The space was small, yet vast. A corridor into the unknown. A portal into possibility. He gazed through the confusing labyrinth of spirals, contemplating his choice. Inward or outward; up or down, the avenue toward what he sought yawned before him, perilous and strange, yet beguilingly inviting.
He had waited many long days for that moment. The anticipation of opportunity thrilled through him with revitalizing electricity. No longer would he be trapped in the mundane halls of this reality; a new realm awaited, he only needed to choose.
Inward or outward; up or down?
Each prospect enticed him with a hint of mystery and the lush scent of the obscure, but he could only make one selection and, at last, he smiled. His direction was clear. He chose the realm where endless variety and challenge piqued his curiosity, inviting the vanguard of intrepidity.
Inward, into the undiscovered country of himself.
What is Micro Fiction?
Micro Fiction is exactly what it sounds like; a piece of fiction written in fewer than 300 words. No more, no less. As with any other form of fiction, it has a beginning, a middle, and an end. It can also have a plot and character development, and a theme, meaning, or purpose. Many micro-fiction stories are built around a twist or climactic moments.
It’s not necessarily easy to do, but writing micro-fiction is an interesting exercise for any writer to try, focusing on succinctness and clarity of writing. With 300 words or less, there isn’t room for fluff.
How to be Brief
- Choose a prompt image and subject. When writing something as compact as microfiction, it’s often easier to gather your thoughts through the use of an image that sparks your imagination.
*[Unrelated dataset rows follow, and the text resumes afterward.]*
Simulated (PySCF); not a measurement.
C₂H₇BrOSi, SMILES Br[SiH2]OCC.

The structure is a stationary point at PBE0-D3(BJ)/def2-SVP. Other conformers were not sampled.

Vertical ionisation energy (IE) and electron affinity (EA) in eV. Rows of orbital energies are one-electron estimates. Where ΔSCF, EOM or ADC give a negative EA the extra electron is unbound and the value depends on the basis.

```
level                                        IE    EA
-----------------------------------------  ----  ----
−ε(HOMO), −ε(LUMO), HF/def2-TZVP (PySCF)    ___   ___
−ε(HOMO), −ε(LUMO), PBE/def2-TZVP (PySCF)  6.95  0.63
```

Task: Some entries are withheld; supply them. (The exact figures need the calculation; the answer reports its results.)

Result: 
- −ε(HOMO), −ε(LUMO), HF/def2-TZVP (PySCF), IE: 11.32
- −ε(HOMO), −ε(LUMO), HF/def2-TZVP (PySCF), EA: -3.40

- Consider your story. Consider the image or subject and allow your imagination to run free. What’s the first thought that comes to your mind when you look at the image? Where does it take you? What question(s) does it ask? Who’s involved?
- Write your story. When you’ve thought it through, start writing. Don’t get in the way of your story and don’t overthink your words, phrasing, grammar, or anything else mechanical; just allow yourself to write. Once the story is drafted, you’ll have time to work on all those details.
- Refine and Polish. Now’s the time to put on your editor’s cap. Does the story have a storyline and at least one character? Does it have interest and impact for the reader? Does it prompt an emotional response of any kind? Now is the time to refine phrasing, reduce wordiness, and polish your prose to perfection.
- Be sure your story is less than 300 words. Or, as is the case with the piece I’ve written above, only 150 words. Micro-fiction doesn’t give you wiggle room. The limit is the limit….and it’s also the delightful challenge.
Just Walk Away
I suppose I should have said 6 steps, but 5 is such a nice clean number. Step 6 is really more like a suggestion, but one I suggest very strongly.
6. Put the story down and walk away. Give it an hour, or two, or even a full day. Try not to keep writing in your head. The idea is to put it out of your mind. Why? So you can read it from a fresh perspective and see if it works or if it leaves you with more questions than answers.
Better yet, try it out on a few unsuspecting readers. Coworkers or family, work well or social media if possible. You’ll know right away if you can proceed to publishing or if it’s back to the drawing board.
Why Write Microfiction?
Writing exercises not only help make you a better writer, but they also boost your confidence and spark your imagination, teach you the mechanics of thought-clarification and succinct writing, and can expand your readership.
Go ahead. Give it a try. I know you can do it!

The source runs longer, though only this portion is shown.